(Madison) – Just two weeks after the January 6th attack on the Capitol, Wisconsin Senator Ron Johnson is playing politics and holding up a key national security nominee, Alejandro Mayorkas to be Secretary of Homeland Security. Historically, DHS secretaries are among the first to be confirmed in a new administration, and in 2009 and 2017 they were confirmed along bipartisan lines.

In 2016, Johnson urged Democrats to swiftly confirm President Trump’s selection for Homeland Security Secretary because of the importance of the position to national security: 

Senator Johnson in 2016: “On a bipartisan basis we realize that the administration needs to start functioning, so I certainly hope that Democrats don’t play games with the national security, economic security of America by playing games with these nominations”

Senator Johnson in 2017: “I think it’s incumbent on this Committee and I think it’s incumbent on the United States Senate to recognize how important it is for any president to be able to set-up and establish their National Security team from day one.”

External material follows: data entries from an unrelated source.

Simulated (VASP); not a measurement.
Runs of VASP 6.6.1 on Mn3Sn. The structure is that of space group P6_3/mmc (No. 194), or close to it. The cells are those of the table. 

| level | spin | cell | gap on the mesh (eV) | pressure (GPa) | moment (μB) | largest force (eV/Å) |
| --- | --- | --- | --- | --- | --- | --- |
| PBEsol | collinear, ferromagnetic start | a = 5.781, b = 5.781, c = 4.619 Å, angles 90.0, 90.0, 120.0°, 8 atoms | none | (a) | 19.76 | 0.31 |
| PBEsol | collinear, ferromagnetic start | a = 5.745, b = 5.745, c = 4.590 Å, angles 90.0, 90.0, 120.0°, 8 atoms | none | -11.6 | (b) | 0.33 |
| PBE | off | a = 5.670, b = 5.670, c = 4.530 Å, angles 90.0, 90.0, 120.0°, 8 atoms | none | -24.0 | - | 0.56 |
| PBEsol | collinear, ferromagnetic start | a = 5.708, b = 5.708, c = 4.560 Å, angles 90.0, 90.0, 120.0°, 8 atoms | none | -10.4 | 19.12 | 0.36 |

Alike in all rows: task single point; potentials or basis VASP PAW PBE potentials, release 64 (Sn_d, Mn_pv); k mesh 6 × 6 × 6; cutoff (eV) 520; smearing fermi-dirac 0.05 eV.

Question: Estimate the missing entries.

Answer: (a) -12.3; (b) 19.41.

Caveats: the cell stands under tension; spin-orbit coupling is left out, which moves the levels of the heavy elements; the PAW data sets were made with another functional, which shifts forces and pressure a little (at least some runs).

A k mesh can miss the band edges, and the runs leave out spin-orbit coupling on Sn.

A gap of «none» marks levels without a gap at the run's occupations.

Four former DHS Secretaries penned an op-ed, urging the Senate to quickly confirm Mayorkas: 

Washington Post Op-Ed: Michael Chertoff, Jeh Johnson, Janet Napolitano and Tom Ridge: “We urge the Senate to promptly consider and confirm Alejandro Mayorkas, President-elect Joe Biden’s nominee for homeland security secretary. In the wake of last week’s domestic terror attack on the Capitol — the symbol of our nation’s democracy — it is more urgent than ever to have in place an experienced, capable and Senate-confirmed leader. That person is Mayorkas.”

In 2009 and 2017, nominees were confirmed without delay because of the importance of having a robust national security team in place. 

Inauguration Day 2009: “After lunch, the Senate got back to business, and by unanimous consent confirmed the appointments of seven cabinet secretaries: Steven Chu, secretary of energy; Arne Duncan, secretary of education; Janet Napolitano, for homeland security, Peter Orszag as director of the Office of Management and Budget; Ken Salazar as secretary of the interior; Eric K. Shinseki as secretary of veterans affairs; and Tom Vilsack as secretary of agriculture.”

Inauguration Day 2017: “The Senate confirmed John F. Kelly as secretary of homeland security on Friday, putting the blunt-spoken retired Marine general in charge of securing the nation’s borders, including construction of the controversial southwest border wall that was a centerpiece of President Trump’s campaign.”

The delay has real consequences for Wisconsin. FEMA, which is under the Department of Homeland Security, has been instrumental in disaster relief in Wisconsin including after the devastating floods a year ago and has supplied the state with over $200 million in assistance since 2003: 

FEMA: “FEMA announced that federal disaster assistance has been made available to the state of Wisconsin to supplement state and local recovery efforts in the areas affected by severe winter storm and flooding from Jan. 10-12, 2020.”

Wisconsin Public Radio: “The Federal Emergency Management Agency will supplement unemployment insurance benefits in Wisconsin by $300 a week for six weeks, according to comments from an agency spokesperson.”